In a new social media post, Hynde spoke about a recent dinner with country music icon Emmylou Harris, during which the conversation turned to phones at concerts.

“This is a subject that comes up every time I meet any artist. It’s become like an unpleasant fug hanging over the head of all artists,” she wrote.

She continued, “You can plaster a venue with signs requesting ‘NO CAMERAS’, but people don’t respect it. It’s as if people feel entitled, even though the artist clearly has asked them not to do it.”

While Hynde has clear disdain for the subject, she admitted that she’s not talking about pop artists “who encourage this practice because they want to be on social media.”

The Message of Love singer added that at Bob Dylan shows, it’s required that punters’ phones are sealed in a bag. But Hynde says that still isn’t enough.

“You would think an artist of his stature could make a simple request and the audience would respect it,” she wrote. “No chance. People will still sneak in a camera or a phone. It’s like a weird compulsion that people can’t control.”

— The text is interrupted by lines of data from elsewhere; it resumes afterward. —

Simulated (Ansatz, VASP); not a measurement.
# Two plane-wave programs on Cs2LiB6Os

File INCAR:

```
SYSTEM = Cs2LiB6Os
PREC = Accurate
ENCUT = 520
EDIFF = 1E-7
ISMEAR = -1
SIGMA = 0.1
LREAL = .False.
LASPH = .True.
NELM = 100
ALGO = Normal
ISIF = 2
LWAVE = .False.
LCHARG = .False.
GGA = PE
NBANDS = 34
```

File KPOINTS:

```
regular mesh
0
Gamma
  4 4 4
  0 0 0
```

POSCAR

Sharing a more, ahem, illustrative comparison, Hynde continued, “It reminds me of monkeys wanking in full view of the people standing around their enclosure. And frankly, in that case, people deserve to be wanked at because monkeys should not be in an enclosure in the first place. However, an artist on a stage?”

Hynde added that the general public doesn’t seem to understand “why artists don’t like it” and compared people filming or taking photos at concerts to having “a mosquito buzzing around your head when you’re trying to sleep.”

Following her conversation with Harris, Hynde watched her friend perform at the Royal Albert Hall in London, expressing dismay after an audience member “started filming it on his phone,” resulting in the concert being “obscured by the bright light of his phone.”

Hynde also outlined two other phone-heavy incidents she recently witnessed: a punter filming actress Sarah Snook’s one-woman show, and a “nightmare” experience at a Van Gogh retrospective, in which she saw “Morons holding their phones up in front of the masterpieces so that no one could see them.”

Hynde ended her post, “My conclusion is: If Jesus Christ were to walk into a room, the first thing everyone would do would be to pull out their phone. Can someone please explain?”

Phones at concerts have become a divisive topic. For Billie Eilish, young people’s filming and photographing at shows is “an important part of the culture”. However, Sabrina Carpenter previously said she supports banning phones at concerts but admitted that implementing the idea at her shows would “piss off” her fans.

Bob Dylan, Jack White, Tool, Placebo, Silk Sonic, and Australia’s own Ian Moss have all argued for—and introduced—no phone policies at their concerts.